John Coburn House (1844)

John P. Coburn (1811-1873), a free black resident of Beacon Hill in Boston, ran a clothing business and was a community activist. He was treasurer of the New England Freedom Association, which assisted fugitive slaves and, in 1852, he was a founder and captain of the Massasoit Guards, a black militia unit. In 1851, Coburn was arrested for his role in aiding Shadrach Minkins, a fugitive slave, in his escape from federal custody (he was later acquitted). John Coburn’s first house on Beacon Hill was located in a cul-de-sac off of Phillips Street at 3 Coburn Court. Dating to the 1830s, the house, now lost, was recognized in 2005 as one of Massachusetts’ most endangered historic resources. From 1844 until his death in 1873, Coburn lived in the house at 2 Phillips Street, which was designed for him by Asher Benjamin. The house is a site on the Black Heritage Trail.

Union Club, Boston (1809)

In 1863, some former members of the Somerset Club in Boston who were strong supporters of the Union formed the Union Club. They acquired a house at 8 Park Street in Boston to be their clubhouse. It had been built in 1809 for John Gore and been completely remodeled in Greek Revival style (but with interesting cast iron balconies as well) in 1838 for Abbott Lawrence. The Union Club hired Gridley J. F. Bryant, who had overseen the earlier remodeling, and John Hubbard Sturgis to remodel the interior. Peabody and Stearns were hired in the 1880s to add a fifth floor and the Club was expanded into the adjoining house, at 7 Park Street, in 1896. That house (1809) had been the home, from 1854 to 1856, of Governor Henry Gardener of the “Know Nothing” party. In 1869 the house was sold to John Amory Lowell and the Club acquired the house from his estate.

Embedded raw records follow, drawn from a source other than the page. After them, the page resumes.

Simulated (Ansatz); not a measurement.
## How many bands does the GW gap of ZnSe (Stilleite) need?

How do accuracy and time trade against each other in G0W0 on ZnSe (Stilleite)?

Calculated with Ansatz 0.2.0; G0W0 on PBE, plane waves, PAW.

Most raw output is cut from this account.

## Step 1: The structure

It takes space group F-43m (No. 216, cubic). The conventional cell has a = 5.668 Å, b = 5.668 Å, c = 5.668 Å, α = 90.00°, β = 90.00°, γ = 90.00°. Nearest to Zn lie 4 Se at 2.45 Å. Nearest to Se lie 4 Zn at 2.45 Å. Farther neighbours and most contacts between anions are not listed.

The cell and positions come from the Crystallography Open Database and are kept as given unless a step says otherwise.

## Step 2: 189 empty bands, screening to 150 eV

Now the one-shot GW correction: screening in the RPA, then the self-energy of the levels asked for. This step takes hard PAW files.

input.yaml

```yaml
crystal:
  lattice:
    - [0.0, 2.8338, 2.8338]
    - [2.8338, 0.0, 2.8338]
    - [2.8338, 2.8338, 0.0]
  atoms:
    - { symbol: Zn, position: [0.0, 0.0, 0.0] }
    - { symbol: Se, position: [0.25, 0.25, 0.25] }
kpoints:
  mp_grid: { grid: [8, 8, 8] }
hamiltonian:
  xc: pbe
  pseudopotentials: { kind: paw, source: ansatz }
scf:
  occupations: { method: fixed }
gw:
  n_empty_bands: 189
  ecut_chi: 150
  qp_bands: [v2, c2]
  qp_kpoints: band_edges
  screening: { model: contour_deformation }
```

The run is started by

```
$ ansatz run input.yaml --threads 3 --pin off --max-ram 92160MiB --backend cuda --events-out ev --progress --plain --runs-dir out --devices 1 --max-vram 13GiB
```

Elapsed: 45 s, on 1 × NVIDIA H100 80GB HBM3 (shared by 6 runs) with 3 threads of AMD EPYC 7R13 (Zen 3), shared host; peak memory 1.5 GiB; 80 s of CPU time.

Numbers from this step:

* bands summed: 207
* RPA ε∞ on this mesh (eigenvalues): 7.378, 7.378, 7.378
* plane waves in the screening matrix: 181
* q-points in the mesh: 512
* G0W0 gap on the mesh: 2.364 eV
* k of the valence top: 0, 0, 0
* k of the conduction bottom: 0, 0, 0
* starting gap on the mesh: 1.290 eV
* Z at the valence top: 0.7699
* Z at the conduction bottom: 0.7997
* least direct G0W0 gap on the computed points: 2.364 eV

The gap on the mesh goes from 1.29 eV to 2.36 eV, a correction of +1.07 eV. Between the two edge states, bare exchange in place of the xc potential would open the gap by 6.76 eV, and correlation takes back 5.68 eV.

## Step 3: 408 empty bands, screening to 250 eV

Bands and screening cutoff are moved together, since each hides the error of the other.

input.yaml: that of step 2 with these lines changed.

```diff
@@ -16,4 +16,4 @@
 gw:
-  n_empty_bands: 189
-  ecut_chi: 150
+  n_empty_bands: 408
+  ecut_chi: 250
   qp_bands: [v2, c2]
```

The Lewis Hayden House (1833)

Lewis Hayden escaped from slavery in Kentucky in 1844 on the Underground Railroad and later settled in Boston, where he owned a used clothing store and became a leading abolitionist. He moved into his house, built in 1833 at 66 Philips Street (then called Southac Street) on Boston’s Beacon Hill, in 1849. With the passage of the Fugitive Slave Law of 1850, Hayden and his wife Harriet hid fugitive slaves in their home. In 1853, abolitionist Francis Jackson purchased the house, which Hayden occupied as a tenant, to help protect him from harassment for his Underground Railroad activities. Jackson’s estate sold the house to Hayden’s wife in 1865. This important house is a stop on the Black Heritage Trail.

Abiel Smith School (1835)

In 1798, members of Boston’s black comunity organized a grammar school that met in in the home of Primus Hall, the son of Prince Hall, a community leader whose petitions to allow black children into the city’s school system had long been denied. The school moved to the African Meeting House on Beacon Hill in 1808 and received financial upport frm the city after 1812. In the 1820s, the city finally established two schools for black children. Abiel Smith was a white businessman who died in 1815 and left $4,000 for the education of African American children in Boston. Part of this bequest was used to build the Abiel Smith School, completed in 1834 and dedicated the following year on Belknap Street, now called Joy Street, near the African Meeting House. In 1849, most African-American parents in Boston withdraw their children from the Abiel Smith School to protest the segregation of schools in the city. In 1855, the Massachusetts legislature outlawed segregation and the Abiel Smith School was closed. The building was then used to store school furniture and after 1887 as the headquarters for black Civil War veterans. The restored building is now part of the Museum of African American History. The school is also on Boston’s Black Heritage Trail.

Old West Church, Boston (1806)

The original Old West Church in Boston was a wood-frame building, built in 1737. It was used as barracks by British soldiers during the occupation of Boston, but they soon razed the structure in 1775 due to concerns that supporters of the Revolution were sending signals to Cambridge from its steeple. The church was finally rebuilt in 1806. It was designed by Asher Benjamin and has similarities to his earlier Charles Street Meeting House of 1804. Originally a Congregationalist church, Old West Church was deeded to the City of Boston in 1894 to serve as the West End Library. The church remained a library until 1962, when a new library was built. Since 1964, Old West Church has been home to a Methodist congregation.

Vilna Shul (1919)

The Vilna Shul is an Orthodox synagogue on Phillips Street on Boston‘s Beacon Hill. It was built for a congregation of Eastern European immigrants, primarily from Vilnius, Lithuania. The Anshei Vilner Congregation was founded in 1893 in the West End and moved to the north slope of Beacon Hill in 1906. Vilna Shul, designed by Boston architect David Kalman, was built in 1919. The Jewish community had mostly left the neighborhood by the 1980s and there was a debate over the future use of the building. Vilna Shul, the last remaining purpose-built immigrant era synagogue in downtown Boston, was restored to become a Jewish cultural heritage center. Read More

The Charles Sumner House (1805)

At 20 Hancock Street on Beacon Hill in Boston is the home once occupied by Senator Charles Sumner. It was built in 1805 by Ebenezer Farley and was purchased by Sumner’s father in 1830. Charles Sumner was a fiery opponent of slavery and the victim of a famous caning, delivered by Representative Preston Brooks on the floor of the Senate on May 22, 1856. After the Civil War, Sumner was a leader of the Radical Republicans. He lived in the house until 1867 and was possibly the one who added the Greek Revival portico that links nos. 20 and 22 Beacon Hill.